Plotino – Tratado 49,14 (V, 3, 14) — O discurso apofântico do primeiro princípio

Míguez

14. ¿Cómo, entonces, podremos hablar de él? Podemos hacerlo, ciertamente, pero con ello no lo expresamos, ni tenemos conocimiento o pensamiento de él. ¿Cómo, pues, podremos hablar de él si no lo poseemos? Digamos que si no lo poseemos por el conocimiento, no dejamos de aprehenderlo de algún modo y lo aprehendemos, en efecto, como para poder hablar de él, aunque nuestras palabras no lo alcancen en sí mismo. Decimos de él lo que no es, no decimos en cambio, lo que es, porque hablamos de él partiendo de cosas que le son inferiores. Sin embargo, nada impide que le poseamos, aunque no acertemos a expresarlo en palabras. Así, los inspirados y los posesos ven en un cierto grado que tienen en sí mismos algo más grande que ellos, pero no ven lo que es; no obstante, de sus movimientos y de sus palabras obtienen el sentimiento de la causa que los ha movido, aunque esta causa sea muy distinta a ellos. Una parecida relación mantenemos nosotros con él, de tal modo que, cuando alcanzamos la inteligencia pura y hacemos uso de ella, vemos que él es lo más íntimo de la Inteligencia, lo que ha dado la esencia y todas las demás cosas del mismo rango; pero esto no quiere decir que sea ninguna de estas cosas, puesto que es superior a lo que nosotros llamamos ser y es mayor y se encuentra, también, a más altura que lo que nosotros llamamos ser. El mismo es superior al verbo, a la Inteligencia y a la sensación, porque nos ha dado todas estas cosas y no es en absoluto ninguna de ellas.

Bouillet

XIV. Comment se fait-il alors que nous parlions de lui ?

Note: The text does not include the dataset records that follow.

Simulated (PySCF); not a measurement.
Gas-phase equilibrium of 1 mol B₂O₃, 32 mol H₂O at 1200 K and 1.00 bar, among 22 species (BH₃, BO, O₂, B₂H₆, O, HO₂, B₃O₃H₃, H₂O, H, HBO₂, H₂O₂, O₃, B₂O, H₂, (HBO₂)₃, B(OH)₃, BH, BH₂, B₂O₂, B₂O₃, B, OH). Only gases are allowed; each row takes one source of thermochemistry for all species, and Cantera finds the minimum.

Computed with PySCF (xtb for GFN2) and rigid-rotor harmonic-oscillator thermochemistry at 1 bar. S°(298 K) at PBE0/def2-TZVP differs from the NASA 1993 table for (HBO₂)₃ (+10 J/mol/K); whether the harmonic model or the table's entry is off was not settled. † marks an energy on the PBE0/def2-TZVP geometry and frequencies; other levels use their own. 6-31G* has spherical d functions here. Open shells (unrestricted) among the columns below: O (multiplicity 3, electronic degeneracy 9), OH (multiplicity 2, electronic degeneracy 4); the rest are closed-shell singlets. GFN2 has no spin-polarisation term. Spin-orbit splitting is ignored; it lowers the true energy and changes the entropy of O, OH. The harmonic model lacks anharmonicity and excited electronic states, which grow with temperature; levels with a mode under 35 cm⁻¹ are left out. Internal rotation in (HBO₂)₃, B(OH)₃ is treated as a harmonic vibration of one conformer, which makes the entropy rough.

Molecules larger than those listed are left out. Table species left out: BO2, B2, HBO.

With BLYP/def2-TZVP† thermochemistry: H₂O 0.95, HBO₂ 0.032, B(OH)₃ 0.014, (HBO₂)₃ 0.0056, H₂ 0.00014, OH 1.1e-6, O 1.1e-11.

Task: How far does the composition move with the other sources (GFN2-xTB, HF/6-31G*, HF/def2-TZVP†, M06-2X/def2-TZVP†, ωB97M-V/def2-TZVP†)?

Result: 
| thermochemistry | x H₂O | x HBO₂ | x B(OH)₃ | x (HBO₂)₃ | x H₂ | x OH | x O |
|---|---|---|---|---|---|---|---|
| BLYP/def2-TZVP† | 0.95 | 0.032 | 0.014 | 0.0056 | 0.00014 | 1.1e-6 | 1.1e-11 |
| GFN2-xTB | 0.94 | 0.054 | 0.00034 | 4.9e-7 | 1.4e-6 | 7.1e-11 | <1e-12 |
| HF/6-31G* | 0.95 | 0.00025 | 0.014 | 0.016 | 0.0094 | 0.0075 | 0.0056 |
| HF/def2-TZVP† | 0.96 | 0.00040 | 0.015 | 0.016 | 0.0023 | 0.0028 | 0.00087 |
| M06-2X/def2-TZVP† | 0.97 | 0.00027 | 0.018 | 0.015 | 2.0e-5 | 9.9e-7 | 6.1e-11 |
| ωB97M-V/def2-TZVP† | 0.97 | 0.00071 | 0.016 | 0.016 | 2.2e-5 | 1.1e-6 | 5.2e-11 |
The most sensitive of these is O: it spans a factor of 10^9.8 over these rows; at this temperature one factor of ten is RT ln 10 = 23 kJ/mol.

— Nous pouvons énoncer quelque chose de lui, mais non l’énoncer lui-même par la parole. Nous ne saurions le connaître ni le saisir par la pensée. —Gomment donc en parlons-nous puisque nous ne le saisissons pas?— C’est que, s’il échappe à notre connaissance, il ne nous échappe pas complètement. Nous l’embrassons assez pour énoncer quelque chose de lui sans l’énoncer lui-même, pour dire ce qu’il n’est pas, sans dire ce qu’il est; voilà pourquoi nous employons en parlant de lui des termes qui ne sont propres à designer que des choses inférieures. Nous pouvons d’ailleurs l’embrasser (ἔχειν) sans être cependant capables de l’énoncer, semblables aux hommes qui, transportés par un enthousiasme divin, sentent qu’ils ont en eux quelque chose de supérieur sans pouvoir s’en rendre compte. Ils parlent de ce qui les agile, et ils ont ainsi quelque sentiment de celui qui les émeut, quoiqu’ils en diffèrent. Telle est à peu près notre relation avec Lui : quand nous nous élevons à Lui en faisant usage de l’intelligence pure, nous sentons qu’il est le fond de l’intelligence, le principe qui donne l’essence et les autres choses de cet ordre; nous sentons qu’il est meilleur, plus grand et plus relevé que l’être, parce qu’il est supérieur à la raison, à l’intelligence et aux sens, qu’il donne ces choses sans être ce qu’elles sont.

Guthrie

WE COME SUFFICIENTLY NEAR TO HIM TO TALK ABOUT HIM.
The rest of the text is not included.